Windows 10 release (was: Re: WORD JOINER vs ZWNBSP)

Marcel Schneider charupdate at
Sun Aug 2 07:26:45 CDT 2015

On 30 Jul 2015 at 20:56, Doug Ewell  wrote:

> Marcel Schneider wrote:

>>> Unfortunately that doesnʼt work on at least one recent version of
>>> Windows. An unambigous bug was due to the presence of 0x2060 in the
>>> Ligatures table. This has cost me a whole workday to retrieve, fix,
>>> and verify.

The bug on Windows I encountered at the end of July has been definitely identified and reconstructed. After ninety-five drivers compiled since the bug appeared, I can tell so much as that the problem is related to the length of the so-called ligatures. When the MSKLC was built, they were limited to four characters on Windows (see glossary in the MSKLC Help). On my machine the maximal length is 16 characters. The problem is that this is not equal on all shift states and perhaps keys. Roughly, I can put five characters on modification number three, that is normally AltGr, but not on #4 (Shift+AltGr). Relating the problem to the presence of 0x2060 was due to a misinterpretation.

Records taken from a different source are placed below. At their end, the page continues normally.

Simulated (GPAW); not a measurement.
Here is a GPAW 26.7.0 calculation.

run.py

[About why five characters: The ellipsis made of three times PERIOD looks often better or seemingly, *and* is a part of all fonts, *and* doesnʼt bug when a server enforces Latin-1 even on the UTF-8 pages it sends itself (see last monthʼs thread “UTF-8 display”). The complete sequence is a braced ellipsis, for more usefulness in a context of quotation. I wanted the braced U+2026 on Ctrl+Alt+Period, and the braced three periods on Shift+Ctrl+Alt+Period. Now itʼs the other way round.]

The following source lines show the sole difference between a bugging driver and a driver that works fine:

{VK_OEM_PERIOD /*T33 B08*/ ,3 ,'[' ,0x2026 ,']' ,NONE ,NONE ,NONE ,NONE ,NONE ,NONE ,NONE ,NONE ,NONE ,NONE ,NONE ,NONE ,NONE }, // 
{VK_OEM_PERIOD /*T33 B08*/ ,4 ,'[' ,'.' ,'.' ,'.' ,']' ,NONE ,NONE ,NONE ,NONE ,NONE ,NONE ,NONE ,NONE ,NONE ,NONE ,NONE }, //

{VK_OEM_PERIOD /*T33 B08*/ ,3 ,'[' ,'.' ,'.' ,'.' ,']' ,NONE ,NONE ,NONE ,NONE ,NONE ,NONE ,NONE ,NONE ,NONE ,NONE ,NONE }, // 
{VK_OEM_PERIOD /*T33 B08*/ ,4 ,'[' ,0x2026 ,']' ,NONE ,NONE ,NONE ,NONE ,NONE ,NONE ,NONE ,NONE ,NONE ,NONE ,NONE ,NONE ,NONE }, //

I was about to catalogize the cases depending on shift states (and possibly key scan codes and so on), but I encountered so many keyboard bugs (Windows keypress added while key not pressed; arrow keys disabled; Backspace disabled; and so on), that I decided not to waste more than the past week on that problem.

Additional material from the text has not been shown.